The Looming Final Reckoning for Social Media Giants

Industry leaders are calling 2019 a “crucial year” for social media platform, according to the recently released Reuters Institute yearly study of journalism.

“Facebook, which last year changed its News Feed algorithm to promote less news content to users, has slipped down the news industry’s list of priorities, with fewer than half of survey respondents saying the platform is likely to be important or extremely important this year,” writes Freddy Mayhew in the UK’s Press Gazette.

Mayhew quoted television news editor Ben De Pear as saying this will be the year in which social platforms “have to prove they care about the truth and about paying for serious journalism, or be properly forced to do both by regulation.”

To put this into perspective, the industry leaders polled for the report put Facebook on a par with Apple News and YouTube as far as its importance to journalism, showing that public sentiment around what constitutes “news” is shifting.

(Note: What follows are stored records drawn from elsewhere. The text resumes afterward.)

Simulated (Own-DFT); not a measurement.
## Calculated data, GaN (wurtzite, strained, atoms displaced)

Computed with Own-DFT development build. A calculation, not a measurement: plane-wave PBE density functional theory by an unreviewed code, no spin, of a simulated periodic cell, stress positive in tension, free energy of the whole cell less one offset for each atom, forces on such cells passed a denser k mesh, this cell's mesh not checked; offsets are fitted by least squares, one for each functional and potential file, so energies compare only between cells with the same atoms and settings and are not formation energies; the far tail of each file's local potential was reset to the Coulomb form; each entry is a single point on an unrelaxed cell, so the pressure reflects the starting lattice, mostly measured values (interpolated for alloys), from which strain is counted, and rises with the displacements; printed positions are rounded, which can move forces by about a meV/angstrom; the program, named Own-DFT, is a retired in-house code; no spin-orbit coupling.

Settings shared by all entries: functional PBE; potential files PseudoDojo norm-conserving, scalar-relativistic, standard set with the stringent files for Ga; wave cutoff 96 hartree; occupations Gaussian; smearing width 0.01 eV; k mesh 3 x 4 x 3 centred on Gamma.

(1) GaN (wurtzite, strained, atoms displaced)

Report author Nic Newman believes this indicates two things about the way journalists view social media.

“The differences in ratings are partly a reflection of the lower number of referrals that publishers now get from Facebook following algorithm changes, but there also appears to be a change in sentiment toward third-party platforms in general,” Newman writes. He notes that many publishers have been burned by relying on third-party platforms while engagement and referrals dropped

Instead, Newman believes publishers are looking to social media as an “increasingly looking at social media as a marketing and acquisition channel, not primarily as a place to engage users with content” while exploring paid content strategies.

For consumers, the report predicts a renewed focus on “trust indicators,” while users back off their social usage as a “waste of time” and engage with more meaningful content on trusted channels.

All of this bodes well for the magazine publishing industry, which has earned its reputation as a trusted platform, as readers seek a longer, slower read from sources they can trust.